David McReynolds' extensive essay on The Philosophy of Nonviolence, although a few years old, has nothing in it that doesn't apply to today's impending catastrophe in Iraq. Here is an exerpt:
"There is always about nonviolence the need to see ourselves in those we hate. In 1951 I took my first trip to Europe, to a pacifist conference in Denmark. I traveled through Germany to get there and saw the destruction left by the war. In Hamburg whole blocks in the center of the city had been leveled, the gravel neatly swept so no trace of buildings remained. ( I thought "how strange that in the center of such old cities there are vacant lots" - and then I realized they had once been filled with buildings). At first all my views were traditional - that this destruction had been caused by the righteous struggle between the Nazis and the West. Then, in Bremen, the damage was more overwhelming, not yet tidy. A church, broken by bombs, its roof gone, a tree growing in its very center among what had been the pews. I remembered in High School my intense interest in current events. The headlines have never left my mind: ONE THOUSAND BOMBERS MAKE HAMBURGER OF HAMBURG and SIX HUNDRED BOMBERS BLAST BREMEN (in the Bremen attack 60 bombers were lost to anti-aircraft fire). I had rejoiced reading those headlines, sitting in High School, my father in the Army Air Force in India.

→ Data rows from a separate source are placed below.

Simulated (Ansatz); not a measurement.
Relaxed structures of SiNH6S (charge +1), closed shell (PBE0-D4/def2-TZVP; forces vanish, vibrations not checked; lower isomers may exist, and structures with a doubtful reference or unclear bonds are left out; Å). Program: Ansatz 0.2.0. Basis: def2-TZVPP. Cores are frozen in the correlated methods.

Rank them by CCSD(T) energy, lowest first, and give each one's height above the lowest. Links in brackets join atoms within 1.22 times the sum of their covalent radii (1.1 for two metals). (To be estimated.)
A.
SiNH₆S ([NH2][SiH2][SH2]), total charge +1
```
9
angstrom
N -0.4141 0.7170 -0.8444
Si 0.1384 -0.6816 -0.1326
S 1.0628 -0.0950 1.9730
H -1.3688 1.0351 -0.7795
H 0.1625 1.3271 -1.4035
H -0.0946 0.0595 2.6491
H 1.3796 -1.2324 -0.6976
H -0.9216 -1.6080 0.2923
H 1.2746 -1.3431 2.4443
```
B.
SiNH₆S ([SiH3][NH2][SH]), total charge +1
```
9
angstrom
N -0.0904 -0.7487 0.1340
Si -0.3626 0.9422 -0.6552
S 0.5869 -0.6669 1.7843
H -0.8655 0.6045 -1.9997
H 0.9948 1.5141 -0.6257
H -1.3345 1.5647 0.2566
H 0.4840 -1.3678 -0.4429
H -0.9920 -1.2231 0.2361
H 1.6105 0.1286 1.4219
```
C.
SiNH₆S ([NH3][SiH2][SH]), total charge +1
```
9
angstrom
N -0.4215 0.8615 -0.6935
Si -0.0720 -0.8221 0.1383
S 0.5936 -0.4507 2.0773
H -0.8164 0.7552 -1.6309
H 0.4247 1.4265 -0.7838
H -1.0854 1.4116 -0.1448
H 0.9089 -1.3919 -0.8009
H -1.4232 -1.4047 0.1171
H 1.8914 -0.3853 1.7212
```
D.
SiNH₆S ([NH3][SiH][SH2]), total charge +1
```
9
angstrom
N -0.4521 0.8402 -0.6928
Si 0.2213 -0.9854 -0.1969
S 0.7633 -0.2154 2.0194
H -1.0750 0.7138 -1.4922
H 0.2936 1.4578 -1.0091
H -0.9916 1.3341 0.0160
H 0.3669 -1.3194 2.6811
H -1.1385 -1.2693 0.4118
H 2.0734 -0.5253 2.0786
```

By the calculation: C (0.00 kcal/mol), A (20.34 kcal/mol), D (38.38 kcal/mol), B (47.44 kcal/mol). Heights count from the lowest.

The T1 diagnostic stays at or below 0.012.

"And now I was here, in Bremen, in the ruins which so recently I had rejoiced to read of. In one of two genuine religious experiences in my life I suddenly realized that I was a bomber of Bremen, that nothing the civilians there had done justified the horror of the fire and blast so randomly scattered on their homes . . . that their killing of the Jews could not be undone or made right by our killing of the Germans. It is when we realize that we can will the act of murder, that we at last can begin to choose the alternative. So long as we think we are exempt, that we could never have been a death camp guard, we have not yet begun our journey."
The entire essay is here.
And here is an exerpt from a sample letter recommended by the RMPJC. It is simple and straightforward:
"Over the last 40 years, the United States has bombed Vietnam, Laos, Cambodia, El Salvador, Nicaragua, Panama, Grenada, Sudan, Libya, Iraq, and Yugoslavia. We have killed literally millions of human beings in small impoverished third world countries who were no threat to us. Not one of those people ever came over here and bombed us. If we want terrorism to stop, we must stop practicing terrorism ourselves."